To fully appreciate how silly the presidential campaign has become, envision a robot doing the job of a displaced American worker instead of the low-wage laborer abroad whom Mitt Romney is accused of employing. The American who loses his job to someone in India or Thailand is out of a job; the American who loses his job to a robot is likewise out of a job — yet, unless I have missed it, no one has made a political issue out of replacing workers with robots, as is being done all over America. Robots, for some reason, are good Americans.

Let there be no doubt (at least in my mind) that if Romney did not approve offshoring jobs in companies controlled by his Bain Capital, he certainly would have. His job — his raison d’être, his very heart and soul — was to make money for his investors and himself. He didn’t care about a particular company. He only wanted to buy it, wring the profit out of it, and sell it. He was not in the business of creating jobs. He was in the business of creating wealth.

Mitt Romney doesn’t have any idea of how to create jobs. Neither does Barack Obama. The president has been at it for almost four years now and while the numbers have gone up, they have done so anemically. Manufacturing — all those men and women in overalls turning out the planes and tanks that won World War II in the good old Arsenal of Democracy days — has gone from more than 25 percent of economic activity to about 12 percent in the last 45 years. My Washington Post colleague Zachary A. Goldfarb reports that most of the manufacturing jobs lost in the recent recession have not come back. The jobs are gone; only the workers remain.

Products or services that can be produced more cheaply abroad will be outsourced. This is a rule. Products that can be produced by robots will be produced by robots. This, too, is a rule. What is not a rule is that the debate about this has to be conducted on a schoolyard level about when, exactly, Romney was running Bain. It hardly matters who was running Bain when some steelworkers were fired and their jobs sent across the great ocean. If Romney was really in charge, he was doing what he was being paid to do. If Romney was not in charge, others did what he would have done — and he, the record shows, did not complain. He merely deposited the checks. (This is similar to the way Romney conducted his primary campaign, taking no responsibility for what his surrogates were saying.)

In a sense, Romney deserves the Swift-boating he’s now getting from the Obama campaign and the president himself. He has repeatedly cited his business experience as making him almost unbearably qualified for the presidency when, as history shows, no businessman has made a great or even decent president. The truth is that Romney is the ugly face of the free enterprise system. Job creation is a byproduct of wealth creation. When Romney said he liked “being able to fire people,” he was not confessing to sadism, just to efficiency. To the fired workers, it must have felt the same.

The nation has the jitters. An awful lot of sound and knowledgeable people fear an economic calamity, a movement by the financial markets to impose financial probity. Europe and the euro teeter, China’s economy is slowing (and its politics is corrupt, opaque and repressive) and the United States cannot fashion a deal to raise revenues and cut spending. The lack of political leadership has gone from appalling to frightening.

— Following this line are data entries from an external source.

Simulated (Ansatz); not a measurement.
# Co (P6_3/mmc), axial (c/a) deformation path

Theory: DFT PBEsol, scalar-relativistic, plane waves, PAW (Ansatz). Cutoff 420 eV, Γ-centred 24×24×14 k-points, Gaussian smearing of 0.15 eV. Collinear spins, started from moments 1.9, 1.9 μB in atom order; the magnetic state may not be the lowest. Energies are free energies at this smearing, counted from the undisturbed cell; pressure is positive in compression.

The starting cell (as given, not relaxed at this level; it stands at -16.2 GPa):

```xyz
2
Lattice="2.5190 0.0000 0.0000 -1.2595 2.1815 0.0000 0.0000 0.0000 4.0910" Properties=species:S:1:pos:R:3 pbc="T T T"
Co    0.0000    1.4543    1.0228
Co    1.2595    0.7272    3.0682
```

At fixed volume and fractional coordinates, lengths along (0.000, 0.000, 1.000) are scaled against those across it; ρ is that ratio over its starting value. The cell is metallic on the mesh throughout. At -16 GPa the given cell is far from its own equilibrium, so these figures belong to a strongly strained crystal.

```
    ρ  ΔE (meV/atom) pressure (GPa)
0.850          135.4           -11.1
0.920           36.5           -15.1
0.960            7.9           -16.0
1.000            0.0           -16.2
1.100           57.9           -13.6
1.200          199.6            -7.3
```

In the meantime, our great and protracted political debate is concerned with when Romney ran Bain and this matter of outsourcing. The underlying reason for the loss of jobs and for outsourcing is hardly ever mentioned — an education system that ill prepares young people for the job market. We turn out unskilled people who can’t work as cheaply as someone in India or as skillfully as some robot. Worse yet, we extol a culture that denigrates hard work and study, and insists, as virtually the entire Republican Party does, that somehow the font of all education wisdom is the local school board. It always knows best.

The nanny-nanny-boo-boo quality of this presidential campaign is disheartening. It implies that both candidates hold the voter in contempt and it ominously suggests further that the smarmy dishonesty of the stump will seep into the Oval Office itself. I have an idea for this campaign: Offshore it. We deserve better.